It's "movein" weekend at the University of Texas at Austin. First-year students and their parents are busy unloading clothes, boxes and electrical appliances. Most are too rushed to notice a Hillel table set up outside the dorm, with its blue-and-white poster, brightly colored brochures and a smiling young woman handing out lollipops.
But Julie Unger, 22, is persistent. A recent graduate herself, Unger is a Jewish Campus Service Fellow hired for a year by Hillel: The Foundation for Jewish Campus Life to reach out to Jewish students. Her business card sports her phone number and the message, "I'll take you out for ice cream." "It's part of my job," Unger says, as she flashes a smile at a crowd of passing students. "I have my first coffee date Monday. I'm real excited!" Austin, with 37,000 undergraduates, is the campus of choice for young Jewish Texans. The Towers dormitory, where Unger has positioned herself, is close to 60 percent Jewish. Many incoming freshmen are already running into friends from their Houston or Dallas high schools right there in the lobby.
"There are 4,000 Jewish students here, and 500 to 1,000 come to our events," Unger says. "But there are 3,000 others who don't come. They think Hillel is just for religious students; it has some kind of stigma. Those are the ones I'm trying to reach." There are about 250,000 Jewish undergraduates on American college campuses, according to the 2000-2001 National Jewish Population Survey. Twenty-seven percent of them attend Hillel activities. Since Hillel's umbrella includes nearly every on-campus Jewish student group, except Chabad and Jewish fraternities, that means close to two-thirds of Jewish college students are not part of Jewish life on campus.
That has Jewish professionals - and Jewish parents - worried.
Largely to address those concerns, the Hillel staff in Washington embarked a year ago on a strategic planning effort to find out who these Jewish students are, what they want and how campus Jewish organizations can better serve them.
Hillel, which provides services to students at more than 500 colleges and universities in North America, will release those findings at the annual gathering of North American federations next week in Toronto.
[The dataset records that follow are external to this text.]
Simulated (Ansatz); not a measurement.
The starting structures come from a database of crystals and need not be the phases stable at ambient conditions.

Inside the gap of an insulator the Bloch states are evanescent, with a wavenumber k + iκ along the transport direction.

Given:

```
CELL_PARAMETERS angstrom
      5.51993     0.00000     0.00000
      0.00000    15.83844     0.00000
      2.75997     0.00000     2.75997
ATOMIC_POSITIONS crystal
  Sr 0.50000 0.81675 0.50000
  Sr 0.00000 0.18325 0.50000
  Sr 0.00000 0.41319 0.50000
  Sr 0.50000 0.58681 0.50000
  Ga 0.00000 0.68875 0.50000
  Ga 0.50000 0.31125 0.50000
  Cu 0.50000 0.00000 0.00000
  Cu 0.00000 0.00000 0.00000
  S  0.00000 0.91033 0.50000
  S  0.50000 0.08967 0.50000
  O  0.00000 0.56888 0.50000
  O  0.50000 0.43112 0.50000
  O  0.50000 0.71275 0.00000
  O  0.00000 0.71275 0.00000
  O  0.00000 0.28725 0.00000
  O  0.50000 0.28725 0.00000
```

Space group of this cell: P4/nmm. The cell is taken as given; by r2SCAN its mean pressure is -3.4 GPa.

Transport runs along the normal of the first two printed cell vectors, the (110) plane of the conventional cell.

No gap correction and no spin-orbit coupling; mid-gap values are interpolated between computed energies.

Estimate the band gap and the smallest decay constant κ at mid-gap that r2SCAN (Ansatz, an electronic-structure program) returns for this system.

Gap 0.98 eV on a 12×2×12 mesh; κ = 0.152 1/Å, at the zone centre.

The JTA asked those same questions of more than 75 first-year students at four US campuses this fall - the University of Texas at Austin, New York University, the University of California at Los Angeles and Santa Clara University, a Jesuit college near San Jose, California.
From the informal survey, students overwhelmingly say they are looking for a Jewish social circle.
In Austin, Frances Shwarts is one of the first students to stop by Unger's table. A Dallas native, she finished 12 years of Hebrew school at her Conservative synagogue, was active in the movement's United Synagogue Youth, in BBYO, the B'nai B'rith Youth Organization, and she went on a teen trip to Israel.
"They forced me all the way," she laughs.
Shwarts says she'll "definitely" come to Hillel activities because she likes Friday night services, and "likes being surrounded by Jewish people; it's really comfortable." Shwarts' comments reflect what students on these four campuses most say they want from Jewish organizations: Jewish friends and a place to go for holiday services when they can't get home.
"I'm not terribly religious, but it's a good place to connect with likeminded people," says Houston native Jonathan Graber, who graduated from his Conservative synagogue's Hebrew high school.
"I have tons of Christian friends, but it's nice to have that Jewish connection - it's one less obstacle to overcome." Some Jewish freshmen, like Graber and Shwarts, want to join Jewish groups to continue the Jewish social life they knew in high school. Others, who were active Jewishly in high school, get burned out by the time they hit college, and don't want anything to do with campus Jewish life, says junior Mimi Hall, an activist in Texans for Israel, a campus pro-Israel group.
Unger, the Hillel representative, says Austin is "a big party school," unlike her alma mater, the University of California at Berkeley. Whereas Israel activism is high on the Jewish agenda at Berkeley to counter the large pro-Palestinian presence there, Unger is focusing more on social programming at Austin - bagel brunches, barbecue get-togethers, ice cream socials.
At the group's first such event, a welcome brunch, first-year student David Auslender is one of four dozen new and transfer students to attend.
"I thought it would be a good way to meet people," he says, adding that he thinks the synagogue his family goes to in Poquoson, Virginia, is Reconstructionist. He goes to services with them occasionally, but says he isn't particularly interested in services or in Israel, while he's in college.
A few freshmen at the brunch say they do want regular religious services.
"Judaism has always been very dear to my heart, and I want to maintain that here," says Robalin.